The battle on Turkey\’s Gallipoli peninsula was one of the bloodiest of the Great War, as thousands of soldiers from the Australian and New Zealand Army Corps (ANZAC) were cut down by machinegun and artillery fire as they struggled ashore on a narrow beach.
The fighting would eventually claim more than 130,000 lives, 87,000 of them on the Ottoman side, before the Turks finally repulsed the poorly-planned Allied campaign.
The national day of remembrance began before dawn with a service at the Australian War Memorial in Canberra, as Able Seaman Boatswain’s Mate Alan Patterson from the Royal Australian Navy playing a dirge on the Didgeridoo in the cold early darkness.
Chaplain Group Captain Peter Friend followed a hymn with a reading in remembrance of Australia\’s veterans.
"We who are gathered here today in this dawn vigil remember with gratitude the men and women who have given, and are still giving, in our armed and supporting services, all that is theirs to give, in order that the world may be a nobler place in which to live," he said.
"And with them, we remember those left behind to bear the sorrow of their loss."
In Sydney, tens of thousands turned out on Martin Place, and military bagpipers played just blocks from where a gunman and two of his hostages were killed last year when police stormed a cafe to end a deadly hostage siege.

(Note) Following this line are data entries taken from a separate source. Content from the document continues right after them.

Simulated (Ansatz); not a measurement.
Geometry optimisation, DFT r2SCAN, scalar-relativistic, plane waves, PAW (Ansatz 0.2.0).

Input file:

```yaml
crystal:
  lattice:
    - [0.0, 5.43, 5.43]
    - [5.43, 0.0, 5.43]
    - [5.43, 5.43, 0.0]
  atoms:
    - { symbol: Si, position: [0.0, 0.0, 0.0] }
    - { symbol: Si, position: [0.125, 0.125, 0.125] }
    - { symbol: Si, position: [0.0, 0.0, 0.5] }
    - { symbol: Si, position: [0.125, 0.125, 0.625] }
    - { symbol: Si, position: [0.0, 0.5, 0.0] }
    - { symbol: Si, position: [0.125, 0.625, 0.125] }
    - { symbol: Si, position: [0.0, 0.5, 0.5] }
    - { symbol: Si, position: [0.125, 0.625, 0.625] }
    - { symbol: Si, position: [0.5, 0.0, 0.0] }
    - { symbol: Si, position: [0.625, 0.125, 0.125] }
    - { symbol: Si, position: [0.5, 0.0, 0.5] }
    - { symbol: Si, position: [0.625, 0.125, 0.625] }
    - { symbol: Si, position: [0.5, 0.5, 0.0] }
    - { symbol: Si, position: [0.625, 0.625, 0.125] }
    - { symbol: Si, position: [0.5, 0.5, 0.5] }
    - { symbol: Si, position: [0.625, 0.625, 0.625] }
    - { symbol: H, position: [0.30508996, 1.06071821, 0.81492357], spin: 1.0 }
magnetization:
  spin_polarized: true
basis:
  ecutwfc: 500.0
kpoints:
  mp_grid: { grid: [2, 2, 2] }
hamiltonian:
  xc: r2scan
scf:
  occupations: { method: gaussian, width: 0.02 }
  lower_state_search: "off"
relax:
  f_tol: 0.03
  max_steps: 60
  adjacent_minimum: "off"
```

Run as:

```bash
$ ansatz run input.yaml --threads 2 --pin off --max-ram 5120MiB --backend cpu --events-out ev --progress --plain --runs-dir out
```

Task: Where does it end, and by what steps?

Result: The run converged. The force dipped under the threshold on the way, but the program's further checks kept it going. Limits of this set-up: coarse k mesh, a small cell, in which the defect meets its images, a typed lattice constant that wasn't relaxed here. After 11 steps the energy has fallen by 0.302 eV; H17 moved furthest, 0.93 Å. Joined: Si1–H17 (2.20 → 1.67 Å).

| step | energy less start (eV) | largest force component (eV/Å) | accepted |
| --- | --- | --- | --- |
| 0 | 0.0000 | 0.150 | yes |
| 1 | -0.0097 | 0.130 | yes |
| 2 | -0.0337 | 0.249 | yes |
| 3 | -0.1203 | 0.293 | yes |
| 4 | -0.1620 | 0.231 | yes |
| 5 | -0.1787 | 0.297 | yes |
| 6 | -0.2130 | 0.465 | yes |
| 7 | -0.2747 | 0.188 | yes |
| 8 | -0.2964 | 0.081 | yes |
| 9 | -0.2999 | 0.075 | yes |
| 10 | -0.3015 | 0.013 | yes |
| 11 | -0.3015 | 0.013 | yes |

Gallipoli has become a site of pilgrimage for visitors who honor their nations\’ fallen in graveyards halfway around the world on ANZAC Day every April 25.
Thousands of Australians, New Zealanders and Turks gathered there to mark the anniversary amid heightened security.
Last week more than 200 police were involved in a series of raids in the Australian city of Melbourne that led to the arrest of five teens alleged to have been plotting an Islamic State-inspired attack on events to mark the centenary.